Future DIANE developments

Infrastructure changes

Release infrastructure

Adapt to ganga infrastructure for the release, external packages, testing.

Installation tree:

install
  2.0.0
     bin
     python
     ...
external
  omniorb
  ApMon -> /afs/cern.ch/sw/ganga/external/ApMon

Project tree with AFS prefix /afs/cern.ch/sw/arda/diane

install
external
www
workdir

CVS restructure

Source tree (CVS):

diane
  bin
    diane-run
    diane-submit-workers
    diane-directory-service
  python
    diane
      PACKAGE.py
      core
      idl
    GangaDIANE
  applications
    crashtest
      __init__.py
      crashtest.py
      crashtest.job

Manage workers and master by Ganga

Input/output files, submission to the backends etc. - managed by Ganga (--ganga mode becomes default)

Hurng-Chun: Do we manage the workers as the Ganga subjobs if they are submitted by Ganga? The advantage is to having all the LCG workers submitted at once as a single bulk job.

Do we also manage master as a ganga local job?

Massimo: Not sure were to write this about "Master facilities". I tend to think (maybe politically incorrect) that the Ganga layer should be "invisible", i.e. diane should be powered by Ganga without exposing (at zero level) ganga commands. On the other hand, I would like to code something like the following example, which sounds very ganga-like...


for task in taskList:
    if !master.knownTask(task):
       master.addTask(task)

or

for task in master.failedTasks():
       task.print Summary()

In some sense, all this would be nice (making the master a skeleton application steered by scripts -i.e. a clear api) but this could the make the project too difficult and ultimately make it fail...

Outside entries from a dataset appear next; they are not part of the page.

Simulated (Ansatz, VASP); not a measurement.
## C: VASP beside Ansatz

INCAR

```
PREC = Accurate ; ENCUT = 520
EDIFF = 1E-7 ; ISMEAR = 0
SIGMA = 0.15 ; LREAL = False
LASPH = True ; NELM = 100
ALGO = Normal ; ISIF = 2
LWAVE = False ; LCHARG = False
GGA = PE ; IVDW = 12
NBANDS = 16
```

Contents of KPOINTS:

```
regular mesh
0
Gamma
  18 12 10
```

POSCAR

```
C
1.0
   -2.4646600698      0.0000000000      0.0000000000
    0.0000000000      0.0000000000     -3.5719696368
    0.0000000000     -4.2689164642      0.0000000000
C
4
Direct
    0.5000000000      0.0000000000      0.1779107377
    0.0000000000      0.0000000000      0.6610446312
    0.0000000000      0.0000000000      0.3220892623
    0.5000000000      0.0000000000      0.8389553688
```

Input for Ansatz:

For some more basic facilities, I have a small list... probably some of these things are already there (but only Kuba does know how to use them wink

Master facilities

  • Ping
    • via directory service? I would go for something like: ds-list [ds-oid] to get all the master OIDs and then diane-ping master-oid
  • Switch trace level (for debugging).
    • To allow more/less info to go to the log file (local with the master)
    • diane-set-verbosity 0/1/2/3/4
  • Interrogate the logs from "anywhere"
    • diane-logtail [-n] master-oid sort of similar to the unix tail command

Share utilities with Ganga

For example logging/configuration?

Interface changes

Revisit and simplify shell commands

diane-run input.job [[WN,BKND]...]

This command is equivalent to diane.startjob.

diane-submit-workers

Allow Ganga as a user interface

See DIANEGangaIntegration prototypes.

Core changes

Heartbeat mechanisms from Workers to the Master

Currently the master pings the workers. It should be the other way round. Massimo: Maybe... Clearly you need it if there is no connection between workers and master... Could the DS help in this?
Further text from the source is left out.